ECON 626: Midterm Review

Published

October 24, 2022

\[ \def\R{{\mathbb{R}}} \def\Er{{\mathrm{E}}} \def\var{{\mathrm{Var}}} \newcommand\norm[1]{\left\lVert#1\right\rVert} \def\cov{{\mathrm{Cov}}} \]

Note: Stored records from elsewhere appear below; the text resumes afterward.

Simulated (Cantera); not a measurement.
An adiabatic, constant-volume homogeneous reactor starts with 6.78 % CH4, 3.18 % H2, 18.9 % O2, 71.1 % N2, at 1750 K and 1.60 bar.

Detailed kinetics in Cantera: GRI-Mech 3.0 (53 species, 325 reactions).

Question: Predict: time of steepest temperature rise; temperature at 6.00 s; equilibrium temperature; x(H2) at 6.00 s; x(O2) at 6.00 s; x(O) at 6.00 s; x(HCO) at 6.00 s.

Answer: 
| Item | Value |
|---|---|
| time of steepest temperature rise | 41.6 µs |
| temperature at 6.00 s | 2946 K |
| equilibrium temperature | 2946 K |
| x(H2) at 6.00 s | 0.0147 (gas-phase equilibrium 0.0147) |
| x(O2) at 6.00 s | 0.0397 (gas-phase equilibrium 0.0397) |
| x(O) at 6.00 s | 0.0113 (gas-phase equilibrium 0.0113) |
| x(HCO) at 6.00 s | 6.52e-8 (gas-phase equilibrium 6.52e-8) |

List of Definitions and Results

Measure Theory

Measure Space

A set $\Omega$
A collection of subsets, $\mathscr{F}$, of $\Omega$ that is a $\sigma$-field (aka $\sigma$-algebra) , that is
1. $\Omega \in \mathscr{F}$
2. If $A \in \mathscr{F}$, then $A^c \in \mathscr{F}$
3. If $A_1, A_2, ... \in \mathscr{F}$, then $\cup_{j=1}^\infty A_j \in \mathscr{F}$
A measure, $\mu: \mathcal{F} \to [0, \infty]$ s.t.
1. $\mu(\emptyset) = 0$
2. If $A_1, A_2, ... \in \mathscr{F}$ are pairwise disjoint, then $\mu\left(\cup_{j=1}^\infty A_j \right) = \sum_{j=1}^\infty \mu(A_j)$

Given a topology on $\Omega$, the Borel $\sigma$-field, $\mathscr{B}(\Omega)$, is the smallest $\sigma$-field containing all open subsets of $\Omega$.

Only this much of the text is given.